Tariffs Could Wreck What Bangladesh's Garment Workers Have Gained
It was always going to be a hard year for Bangladesh. Last summer, amid an economic collapse, protesters toppled a tyrant and pushed the country to the brink of chaos.
Then a month ago, as a new government was still working to steady Bangladesh's economy, came the devastating news that the United States was placing a new 37 percent charge on the country's goods. Bangladesh relies on revenue from its exports to buy fuel, food and other essentials.
President Trump soon paused those tariffs on Bangladesh and dozens of other countries after the world recoiled. But the possibility they will be reinstated worries the workers who make a living in Bangladesh's garment factories.
Murshida Akhtar, 25, a migrant from northern Bangladesh living near Dhaka, has been supporting her family from sewing machines for the past five years. One day recently, she and 200 other workers, 70 percent of them women, signed on for new jobs at 4A Yarn Dyeing, in the industrial hub of Savar.
Ms. Akhtar conceded feeling apprehension about the tariffs. But she was excited for the change in jobs. She expected to be paid $156 a month at 4A — slightly more than at her previous job and with a shorter commute and a nicer work environment.
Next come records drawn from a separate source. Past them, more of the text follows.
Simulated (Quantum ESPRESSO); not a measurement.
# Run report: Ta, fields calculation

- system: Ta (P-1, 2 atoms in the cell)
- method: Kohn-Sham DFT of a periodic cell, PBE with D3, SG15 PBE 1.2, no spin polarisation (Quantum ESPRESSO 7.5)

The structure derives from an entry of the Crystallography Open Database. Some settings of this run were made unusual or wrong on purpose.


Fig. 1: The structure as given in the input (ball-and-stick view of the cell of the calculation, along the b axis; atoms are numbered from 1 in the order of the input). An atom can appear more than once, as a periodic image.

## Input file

'My worry is that orders will be reduced,' she said. 'Then there is less work.'
Bangladesh, a country of 170 million people crammed onto a delta the size of Wisconsin, was derided as an economic lost cause after its violent birth in the 1970s. It has grown steadfastly since the 1980s on the back of its garment industry. Bangladeshi workers, and women in particular, made the country a seamstress to the world. In the process, the average Bangladeshi has become better off than the average citizen of even India, the giant country next door.